C++: "expected ;" in declaration in template

Question

I've been running into the following problem inside a member function of a templated class:

#include <map>
using std::map;
template <typename A,typename B>
class C {
  public:
    B f(const A&,const B&) const;
  private:
    map<A,B> D;
};
template <typename A,typename B>
B C<A,B>::f(const A&a,const B&b) const {
   map<A,B>::const_iterator x = D.find(a);
   if(x == D.end())
     return b;
   else
     return x->second;
}

When I have g++ compile this I get the following error:

Bug.C: In member function 'B C<A,B>::f(const A&, const B&) const':
Bug.C:12: error:expected ';' before 'x'
Bug.C:13: error: 'x' was not declared in this scope

However, when I make a non-templated version of the class and function, with A and B both being int it compiles without a problem. The error is a little mystifying since I can't imagine why it wants a ';' before the 'x'.

Answer 1

You're missing a typename:

typename map<A,B>::const_iterator x = D.find(a);

Please read Where and why do I have to put the “template” and “typename” keywords?. The reason you need typename here is because A and B are template parameters which means that the meaning of ::const_iterator depends on what A and B are. While to a human the name const_iterator makes it obvious that this is an iterator type, to a compiler it doesn't know if this is a type, a data member, etc.

The compiler will do a syntax check on the first pass before templates are instantiated and by adding typename you letting the compiler know to parse the map<A,B>::const_iterator as a type.
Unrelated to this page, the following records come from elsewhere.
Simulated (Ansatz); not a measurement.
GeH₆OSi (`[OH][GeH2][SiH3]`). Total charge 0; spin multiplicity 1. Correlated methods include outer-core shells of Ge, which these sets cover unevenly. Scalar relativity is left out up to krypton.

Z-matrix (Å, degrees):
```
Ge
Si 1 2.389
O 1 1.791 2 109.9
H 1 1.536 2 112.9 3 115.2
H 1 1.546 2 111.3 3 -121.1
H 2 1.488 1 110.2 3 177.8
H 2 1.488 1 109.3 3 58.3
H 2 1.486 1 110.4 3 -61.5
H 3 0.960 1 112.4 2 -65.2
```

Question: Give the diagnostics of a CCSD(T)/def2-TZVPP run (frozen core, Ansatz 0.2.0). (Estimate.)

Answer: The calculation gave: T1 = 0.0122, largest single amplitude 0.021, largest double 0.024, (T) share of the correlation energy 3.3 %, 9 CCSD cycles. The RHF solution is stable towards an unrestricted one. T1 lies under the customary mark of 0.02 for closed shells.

Also, there is a special rule in C++ (shamefully stolen from the linked question):

A name used in a template declaration or definition and that is dependent on a template-parameter is assumed not to name a type unless the applicable name lookup finds a type name or the name is qualified by the keyword typename.

If you do not add typename, the compiler has to assume that it is not a type.